This week, African-American clergyman and civil rights activist, Martin Luther King – assassinated in April, 1968 -would have seen his famous dream become reality. For the inequality of the black races was symbolically obliterated by the accession of one Barack Obama to the Presidential throne of The United States of America…
Barack Obama, the 44th president of the United States, is black…
And, as I watched him take the oath of accession I couldn’t help wondering if this is the man who is, finally, going to be able to change the world for the better…
Judging by the presence of coloured people from all over The United States - and from other parts of the world - at the accession, it surely signifies that something of dramatic nature is likely to be afoot whilst America is in the hands of this particular President.
I have no doubt that Obama’s accession is the result of the votes of , not only those white folk who support him, but of millions of black people who, before, had never seen the point of voting in the presidential elections…
Certainly, Barack Obama’s speech, after his acceptance of the Presidency, boded ill for the greed of America’s financial institutions…

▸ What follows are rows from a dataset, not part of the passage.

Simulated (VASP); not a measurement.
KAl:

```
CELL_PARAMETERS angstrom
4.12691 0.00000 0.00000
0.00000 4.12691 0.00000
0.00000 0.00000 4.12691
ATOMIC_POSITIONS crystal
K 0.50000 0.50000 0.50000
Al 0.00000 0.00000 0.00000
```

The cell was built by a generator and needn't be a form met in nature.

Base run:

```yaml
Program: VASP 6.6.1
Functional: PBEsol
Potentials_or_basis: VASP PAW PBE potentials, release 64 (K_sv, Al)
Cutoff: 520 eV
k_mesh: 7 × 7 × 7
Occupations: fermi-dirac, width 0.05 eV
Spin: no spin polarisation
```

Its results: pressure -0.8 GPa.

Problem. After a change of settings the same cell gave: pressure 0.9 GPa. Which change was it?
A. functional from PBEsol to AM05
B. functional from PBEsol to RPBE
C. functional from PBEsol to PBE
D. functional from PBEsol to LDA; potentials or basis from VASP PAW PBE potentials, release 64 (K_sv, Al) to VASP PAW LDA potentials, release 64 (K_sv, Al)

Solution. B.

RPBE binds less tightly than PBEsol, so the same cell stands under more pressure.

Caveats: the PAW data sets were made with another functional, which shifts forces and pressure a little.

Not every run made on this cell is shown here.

And if that brings about similar repercussions in the rest of the finacial world, then all to the good, for we little people could surely do with a break from the ruinous impact imposed upon us by, for instance, million pound (dollar) bonuses and million pound (dollar) handshakes for failed Big Business top executives.
And that’s not to mention the greed of those big banks whose executives thought there was a mint to be made out of buying up the debts of borrowers who had no chance of ever paying back what they owed…
Then there’s Guantanamo – that putrifying sore on the reputation of The United States of America. Obama has decided to rid the US of the stigma brought about by the presence of this prison camp – sited on a Cuban bay and occupied in perpetuity as a result of a Cuban-American treaty in 1903.
Here, detainees who are suspected of assisting the Taliban of Afghanistan are incarcerated, and it is here where detainees have been undergoing questionable methods of interrogation, such as the use of the infamous “waterboarding”.
The new President appears to have a full programme of action, and the programme appears to be already under way. The financial crisis that has made millions of the world’s workers jobless is number one priority. There are pay freezes for top White House staff in the offing; gifts from lobbyists are banned; Middle-East leaders have been contacted and envoys will be appointed to the region.
In a recent post I complained about the lack of “Great Men” in the World of Politics. It seems to me that America’s President’s Obama’s intention is to start correcting all the sufferings that the lack of this world’s “great men” has brought about.
I wish him all good fortune in his political, philosophical, and his undoubted philanthropic intentions.
Certainly, with the accession of this remarkable new US President, Barack Obama, I – along with Martin Luther King - can “have a dream”. And I can can afford to ask myself:
”Quo Vadis…?”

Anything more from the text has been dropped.